BishopAccountability.org
Daughter's Statement Read at Trial of Man Charged with Killing Chatham Priest

By Peggy Wright
Daily Record
November 9, 2011

http://www.dailyrecord.com/article/20111109/NJNEWS/311090016/Daughter-s-statement-read-at-trial-of-man-charged-with-killing-Chatham-priest

Five hours before he admittedly stabbed the Rev. Edward Hinds to death in Chatham, church custodian Jose Feliciano looked woebegone, as though he "had the weight of the world on his shoulders," a trial witness testified Wednesday.

"He wasn't angry or in any homicidal rage, was he?" Morris County Prosecutor Robert A. Bianchi asked the witness, Robert Kajor, whose two children attended the St. Patrick Elementary School at the time Hinds was slain in 2009. Kajor replied no.

Kajor said that he and his wife, as parents of children at St. Patrick's, were required to volunteer. His task was an infrequent lunch duty, during which he helped children pour their milk and clean tables after their meals. He said he saw Feliciano, the janitor, on these occasions and always enjoyed conversing with the "upbeat, happy" man.

But on Oct. 22, 2009, Kajor said, Feliciano sat alone at a lunch table, looking "downtrodden and troubled." He spoke when Kajor initiated a conversation but kept his head down and only occasionally looked up.

"He looked like he had the weight of the world on his shoulders," Kajor said.

On Wednesday, Bianchi and defense lawyers for the 66-year-old defendant on trial in Morristown for murder also stipulated that certain statements that Feliciano's then-14-year-old daughter gave police in November 2009 about her father would be read to the jury. The stipulation spares the girl from having to confront her father in court.

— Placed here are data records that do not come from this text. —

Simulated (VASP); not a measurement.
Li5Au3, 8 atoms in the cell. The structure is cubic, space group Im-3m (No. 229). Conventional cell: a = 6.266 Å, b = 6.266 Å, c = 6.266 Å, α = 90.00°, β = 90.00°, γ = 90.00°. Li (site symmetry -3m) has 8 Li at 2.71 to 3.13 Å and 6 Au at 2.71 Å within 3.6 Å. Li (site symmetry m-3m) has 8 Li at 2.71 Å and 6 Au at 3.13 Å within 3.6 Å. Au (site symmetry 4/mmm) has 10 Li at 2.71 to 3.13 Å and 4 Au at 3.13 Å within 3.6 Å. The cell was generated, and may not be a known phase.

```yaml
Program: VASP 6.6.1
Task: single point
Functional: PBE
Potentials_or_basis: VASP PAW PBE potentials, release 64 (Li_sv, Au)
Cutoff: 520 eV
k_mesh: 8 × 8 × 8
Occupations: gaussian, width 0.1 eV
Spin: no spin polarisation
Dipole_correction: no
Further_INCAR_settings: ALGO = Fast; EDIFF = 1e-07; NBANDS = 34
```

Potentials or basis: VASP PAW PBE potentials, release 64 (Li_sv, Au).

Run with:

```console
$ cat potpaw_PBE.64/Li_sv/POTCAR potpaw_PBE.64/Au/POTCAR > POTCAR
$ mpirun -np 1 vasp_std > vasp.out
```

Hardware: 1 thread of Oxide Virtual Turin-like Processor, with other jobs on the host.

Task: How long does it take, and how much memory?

The purpose of testimony about Feliciano's demeanor before and after the stabbing of Hinds between 5 and 5:30 p.m. on Oct. 22, 2009, was elicited by prosecutors to try to show that the custodian was not behaving in an angry or out-of-control manner. He has admitted killing the priest but claims he did so in "a homicidal rage" because the priest threatened to fire him unless he performed certain, as yet unspecified acts.

Daughter's view

Sitting in the witness chair, Bianchi read to the jury preselected portions of the girl's statement to detectives. She had stated that her father was late getting out of work on Oct. 22 and he asked her, unusually, to sit in the front seat of the family van alongside her mother, the driver, while he rested with a headache in a rear seat for the drive from Chatham to their home in Easton, Pa.

"He was kind of quiet," the girl told police, explaining that her father usually regaled her and her mother with jokes or stories about work on their ride home. The family's custom was to drive on weekdays from Pennsylvania to Morris County, where Feliciano's wife, Marisol, would leave her husband and daughter at the church, go to work herself and then pick them up at 5 p.m. The daughter was an eighth-grader at St. Patrick's in 2009.

The girl in her statement said that her father seemed "normal" at home after work, only quieter, but also unusually took the family dog for an evening walk in a playground across the street from their home. He carried a plastic bag with him, the girl stated. She said he perked up in the evening after taking a shower and walking the dog.

Authorities soon after the killing discovered parts of the priest's cellular phone in the playground, along with bloody towels stuffed in a plastic bag and hidden in a trash can in that park.

The girl also told detectives, according to the recitation of her statement, that her father was worried he might lose his job because a co-worker had been fired, but he tried to reassure her he would be OK.

Prosecutors contend that the slain cleric,had learned of criminal allegations in Feliciano's past and planned to terminate his employment as of Oct. 23, 2009.

Further testimony Wednesday had to be halted when there was a power outage in the Morris County Courthouse at 1:40 p.m.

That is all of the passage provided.